Can you report data for the outliers as well? (Or a table with all results?). We tend to come back to PRs more and more nowadays, so they serve as good docs.

gibber9809 commented 6 days ago

with only a few outliers

Can you report data for the outliers as well? (Or a table with all results?). We tend to come back to PRs more and more nowadays, so they serve as good docs.

Sure. Ran it on all public datasets, and actually it seems to be a little worse on public datasets than the general case.

dataset new compression ratio old compression ratio decrease (%)
cockroach 21.002 21.559 2.65%
mongod 142.058 238.050 67.57%
elasticsearch 125.275 158.742 26.71%
spark-event-logs 56.297 58.119 3.24%
postgresql 36.528 40.576 11.08%
haiqi96 commented 5 days ago

As the PR currently does, I would prefer to let clp-s jsonl's metadata us orig_file_id instead of archive_id. so it is easier to use a common query logic for both json and ir stream file. (so no change is required)

If we decided to rename it from orig_file_id to archive_id, I would prefer to let IR and JsonL both use "target_id", or "source_id".

gibber9809 commented 12 hours ago

Nice work! One thing I'm curious is whystd::string_view offers better performance thanconst std::string & since we don't use string literals.

A lot of the changes to string_view aren't immediately a performance improvement, but they open us up to using string_view in more places in the codebase going forward instead of creating copies in std::string. E.g. there are many places in the current implementation of JsonParser where we turn a string_view into an std::string just so we can pass it somewhere else as an std::string const&. For the places I changed around marshalling I mostly started using std::string_view because as a result of other changes some code paths were passing std::string_view to some function and others were passing std::string to the same function, so accepting std::string_view as argument allows those functions to handle both (whereas only accepting std::string const& would force an unnecessary copy ont the std::string_view path).

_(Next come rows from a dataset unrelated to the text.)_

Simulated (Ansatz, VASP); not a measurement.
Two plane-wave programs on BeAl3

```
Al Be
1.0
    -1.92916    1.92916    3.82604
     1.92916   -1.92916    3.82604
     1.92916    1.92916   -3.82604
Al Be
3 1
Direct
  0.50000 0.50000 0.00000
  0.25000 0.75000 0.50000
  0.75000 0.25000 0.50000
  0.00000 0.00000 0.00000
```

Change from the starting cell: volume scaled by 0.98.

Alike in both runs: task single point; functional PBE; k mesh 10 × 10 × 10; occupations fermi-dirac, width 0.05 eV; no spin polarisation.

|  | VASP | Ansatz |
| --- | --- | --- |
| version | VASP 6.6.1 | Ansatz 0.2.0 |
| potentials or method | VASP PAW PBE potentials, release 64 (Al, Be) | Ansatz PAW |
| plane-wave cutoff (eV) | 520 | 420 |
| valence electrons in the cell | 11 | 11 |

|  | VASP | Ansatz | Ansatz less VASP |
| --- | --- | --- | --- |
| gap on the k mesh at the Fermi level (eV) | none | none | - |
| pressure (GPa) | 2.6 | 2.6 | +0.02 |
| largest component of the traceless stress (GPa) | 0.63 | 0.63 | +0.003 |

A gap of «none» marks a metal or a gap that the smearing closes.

For SchemaNode and add_node specifically I touch on it in my other comment.

wraymo commented 9 hours ago

If we disable log order, do you think we should throw errors for ordered decompression?

gibber9809 commented 8 hours ago

If we disable log order, do you think we should throw errors for ordered decompression?

Hmm, maybe just log a warning. I'm probably going to use this flag in a script to migrate older archive versions to newer ones and making this error out and fail would make me have to write a lot more error handling.